So yesterday morning, real early like, my phone beeps me awake. It’s early, around 7:30am. My phone never beeps this early, or if it does I never wake up to it. For some reason this particular morning I not only woke up to it but was even further-bothered to actually pick up my phone and see why I was being prompted. I glanced at the home screen – oh, new email. Go figure. Nothing new there, I get new emails every hour, whether I’m awake or asleep. Then I actually opened up my gmail, which I NEVER DO, at least not at 7:30am! WTF was I doing!?

Well, I had this short-n-sweet email waiting in my inbox, from someone named Jason whom I’d never met before – the subject was simply “makers notebook”:

Found a notebook of yours at a swap meet thing a while back. Was just flipping though it and it looks as though it might not be something you want to lose. Let me know…

Around 7 weeks back you’ll remember my notebook was stolen at a public swap event.

Stolen. Swapped. Pinched. However you describe it, I went 7 weeks without some very valuable information. But it’s just information – names, websites, notes, drawings, etc. Nothing very valuable, and nothing I couldn’t recompile over time. Granted time was a factor in my planning of the forthcoming World Maker Faire, and after my notebook was swapped I went a couple days without going outside because I was so shook up. But the event eventually made me start thinking differently about information, how I record it, how and where I access it, etc.

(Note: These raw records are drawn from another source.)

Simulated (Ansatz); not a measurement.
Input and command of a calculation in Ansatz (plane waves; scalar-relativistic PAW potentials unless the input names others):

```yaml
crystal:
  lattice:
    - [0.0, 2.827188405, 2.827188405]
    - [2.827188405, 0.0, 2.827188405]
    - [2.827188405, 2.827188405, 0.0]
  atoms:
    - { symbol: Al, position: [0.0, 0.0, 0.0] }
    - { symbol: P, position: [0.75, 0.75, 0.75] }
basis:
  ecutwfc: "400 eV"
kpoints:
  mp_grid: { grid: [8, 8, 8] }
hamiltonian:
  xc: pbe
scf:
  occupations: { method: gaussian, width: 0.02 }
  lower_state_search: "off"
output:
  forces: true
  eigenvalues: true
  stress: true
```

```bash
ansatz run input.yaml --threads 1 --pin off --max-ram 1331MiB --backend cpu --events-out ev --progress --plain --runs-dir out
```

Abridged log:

Don’t get me wrong I’m super-happy to have the very physical and analog book back in my possession. But as I mentioned to Jason during our conversation over a couple rounds of beers at the Bohemian in Astoria, I’ve started to migrate more of my sensitive data to the cloud, and automate my backups more frequently. Oh yeah, that was another weird thing, was that of all places Jason lives in Astoria, and I in Long Island City, and that he’s even biked by my studio on numerous occasions, so pretty wild to think that my book was so very close to home all those weeks!

A full-time practicing nurse and self-avowed biblioholic, Jason admitted that he originally swapped the book because he recognized the “MAKER” label, and thought the book might be something about maker culture at large. Like I said, a biblioholic, the book sat in a pile of piles of books until he got around to “flipping through” his swap items. He quickly realized the mistake, and thanks to my information (POBox, phone number, email, even a bit.ly shortlink to my web domain!) being written on the inside cover, he contacted me with the above quoted email.

And while we both operate in completely different worlds it turns out we had other ideas and interests in common! Jason is originally from Albany and just happens to be the announcer for the Albany All-Stars roller derby team – a sport which I’ve developed an interest in over the past year or so. We also talked about Creative Commons licensing, copyleft and hacker cultures, cloud-based storage, how we hope Google never become evil like other info-giants, and the interesting dilemmas that technology forces us to reconcile given our previous multi-millennial dependence on analog interactions.

I also showed Jason how I moved on to a new notebook, and even had a section in my new notebook titled “stolen notebook notes” – notes I was attempting to remember or recall, or which I was reminded of in conversation or email. Jason had some regret in recognizing how much trouble I went through, but I let him know that there were no hard feelings, and it was pretty obvious that it wasn’t intentional – so in turn I gave Jason a brand new Maker’s Notebook!

Mostly I was just happy to see my notes again:

I have this method of blocking out data I never need to see again, while highlighting other information that is “done” but which I want to recall if necessary – everything that isn’t blocked or highlighted means it’s still being worked on!

And of course some drawing notes and other projects that have already happened or should still happen in the near-future I hope:

In total around 60 pages of notes, spanning 4+ months. I’m almost not even bothered to write in the old notebook anymore, because I’ve moved on to a new one which has a different layout and purpose. But damn was it rewarding to open that thing up and read all those names and details again! Hell my neon green push-pencil was still in there even – man I missed that pencil!

Most important to me now is that there are a good few dozen names that I’m reminded of, people with projects that I want to participate in the forthcoming World Maker Faire – and there’s still time for them to apply to the open call so I have a lot of work ahead, and suddenly it feels less stressful, more exciting again! And I told Jason that I’ll get him some tickets for his good samaritan assistance. It’s going to be a blast!